Enclosure, Kerries, Co. Kerry
Co. Kerry |
Enclosures
On a low limestone reef near Tralee, a prehistoric enclosure sits almost invisibly within a landscape that has been largely erased around it.
More than a hundred acres of surrounding land have been stripped of their field banks, ploughed, and re-seeded for strip grazing, leaving the monument isolated in a way its builders almost certainly never intended. What remains is a sub-circular stone bank, grass-covered in places, that follows the natural contours of a waulsortian mudmound, a type of ancient limestone reef formed from the accumulated remains of marine organisms and later exposed by erosion. The eastern side of the enclosure has no bank at all; the reef simply drops away sharply, and that edge of the cliff appears to have served as the boundary itself.
The site sits on two such mudmounds separated by a shallow gully, and its positioning seems carefully considered. Michael Connolly, whose 2008 doctoral thesis at University College Cork examined prehistoric settlement patterns in the Lee Valley near Tralee, observed that the slope of the more northerly reef, where the principal structure stands, gives a direct line of sight down to the second, more southerly site thirty metres away. The enclosure designated Structure A measures roughly 24.8 metres north to south and 25.9 metres from its western bank to the reef edge in the east. The enclosing bank averages two metres wide at its base and about half a metre high, with outcrops of natural bedrock incorporated into its length rather than cleared away. At the centre of the enclosed area stand two small rubble cairns, measuring 1.6 and 2.3 metres in diameter respectively and surviving to a height of around 0.55 metres. Their purpose is not recorded, but small cairns within prehistoric enclosures are often associated with burial or with marking significant ground. Several further cairns and low stone field banks survive elsewhere within the complex.

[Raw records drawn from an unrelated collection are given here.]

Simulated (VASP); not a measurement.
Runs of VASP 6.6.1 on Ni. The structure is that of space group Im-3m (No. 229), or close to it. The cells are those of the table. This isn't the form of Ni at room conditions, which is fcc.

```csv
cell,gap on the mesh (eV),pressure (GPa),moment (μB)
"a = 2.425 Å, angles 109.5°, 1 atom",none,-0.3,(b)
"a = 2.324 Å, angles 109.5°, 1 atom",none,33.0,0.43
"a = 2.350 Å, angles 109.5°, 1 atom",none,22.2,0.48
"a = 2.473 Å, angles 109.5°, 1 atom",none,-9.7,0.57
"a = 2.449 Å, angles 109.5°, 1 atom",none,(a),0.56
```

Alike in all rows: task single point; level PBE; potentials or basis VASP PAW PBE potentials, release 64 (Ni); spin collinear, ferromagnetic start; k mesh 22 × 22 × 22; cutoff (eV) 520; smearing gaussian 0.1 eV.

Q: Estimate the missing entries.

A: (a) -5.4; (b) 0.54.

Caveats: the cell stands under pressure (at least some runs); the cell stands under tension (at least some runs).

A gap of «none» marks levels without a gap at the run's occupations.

What makes the setting particularly striking is its orientation. The site is screened to the west by higher ground but opens onto long views in almost every other direction: the Stacks Mountains to the north-east, Sliabh Mis ranging across the southern horizon, and a clear prospect of Knockanush Hill and the pass cutting between it and the ridge running westward from the Stacks. Whether the builders were drawn here by geology, by that commanding outlook, or by some combination of the two is a question the landscape raises without quite answering.